The (Un)documented Mark Steyn Mark Steyn

Regnery Publishing, 2014, pp.448pp, $29.95, ISBN: 978-1621573180

What are the odds that one of the world’s best political commentators happens to be an expert on the songs of Cole Porter? Or that he knows more about Frank Sinatra’s singing than all of Australia’s commentariat put together? Or that this same person happens to be funny, and I mean fall on the ground, laugh-out-loud funny? So funny that he can be writing about something catastrophic – the rapid decline of Western civilization, say, or the creeping lack of will across the West’s political class to defend freedom of speech (are you listening Tony Abbott and George Brandis?) – and yet do so in a way that will make you laugh until tears run down your face.

I refer, of course, to Mark Steyn. Hugh Hewitt, the American talk show host, describes Steyn as ‘columnist to the world’.   That is because Steyn has written for outlets in the UK (think the Daily Telegraph, the Independent and the world’s and Australia’s best weekly, as all those reading this review will agree, The Speccie). He’s written for US publications (think National Review, think Wall Street Journal, think the Atlantic, and more). He’s written for Canada’s National Post and its main weekly Macleans. Heck, the man appears every now and again in the Australian.

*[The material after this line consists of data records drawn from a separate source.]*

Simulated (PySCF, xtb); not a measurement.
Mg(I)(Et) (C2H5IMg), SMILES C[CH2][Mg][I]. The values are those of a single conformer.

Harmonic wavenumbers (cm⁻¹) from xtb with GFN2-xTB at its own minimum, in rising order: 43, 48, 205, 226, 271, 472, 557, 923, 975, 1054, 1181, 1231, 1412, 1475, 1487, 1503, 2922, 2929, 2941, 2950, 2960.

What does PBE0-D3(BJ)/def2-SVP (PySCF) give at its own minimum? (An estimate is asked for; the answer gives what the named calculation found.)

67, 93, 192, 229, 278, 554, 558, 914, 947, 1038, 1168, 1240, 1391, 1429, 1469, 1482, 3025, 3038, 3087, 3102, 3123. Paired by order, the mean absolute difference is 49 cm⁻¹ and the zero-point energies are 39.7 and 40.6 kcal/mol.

And when Steyn tried his hand at books he wrote the New York Times #1 bestseller America Alone. He followed that up with another bestseller After America. If you needed to sum both those up in a sentence they amount to perceptive (and yes, incredibly humorous) accounts of what will happen to the West and western civilization if we extrapolate from current trends. The answers are not pleasant. Nor are they easily contested.

This is his latest effort. It is a collection of his best, or perhaps what he considers to be his most enduring, newspaper and weekly pieces going as far back as when Bill Clinton was President and sticking his nose (or whatever) where it didn’t belong. Indeed in the Introduction to this book Steyn repeats some of his ‘Monica’s dress’ gags (they’ve not withered with time) before explaining how 9/11 changed all that for him. As Steyn puts it about himself, his writing went all ‘jihad, demographic decline, the death of Europe, all the fun stuff’.

But that said the mood is not all doom and gloom in this latest book. Steyn mixes it up, giving you some music pieces on the great American songbook. He gives you plenty on politics, from the US, UK and more. He gives you pieces on what you might think of as the West’s changing culture. The reader is taken on a ride whose overarching theme cannot be described as ‘optimistic’, but which never, ever fails to be beautifully written and funny. Have I mentioned that this is the funniest political columnist alive today?


For Australian readers, especially those with sympathy for the plight of Andrew Bolt, Steyn’s riff on Elizabeth Warren (now a US Senator, but not when he wrote this) is alone worth the price of the book. These six pages (26-31) on the current Senator from Massachusetts are brilliant. This is the woman who ticked ‘yes’ to the ‘Are you Native American?’ box on the Association of American Law Schools form. Harvard Law School, where she worked, had her on its books as a native Indian hire with a rival law review stating that ‘Harvard Law School hired its first woman of color, Elizabeth Warren, in 1995’.

She claimed to be a Cherokee Indian, on the basis of a 1/32nd genealogy. But she eventually couldn’t even show that degree of connection. Luckily in the United States writers can still write about such hypocrisy. And they can write about it with all the withering sarcasm and all the biting tone such actions deserve, because that sort of sarcasm and that sort of abrupt tone is exactly what the author is saying such hypocrisy deserves. An academic discussion on the perils of affirmative action is beside the point. What needs expressing, in a withering way, is the ridiculousness of any society supporting this sort of garbage.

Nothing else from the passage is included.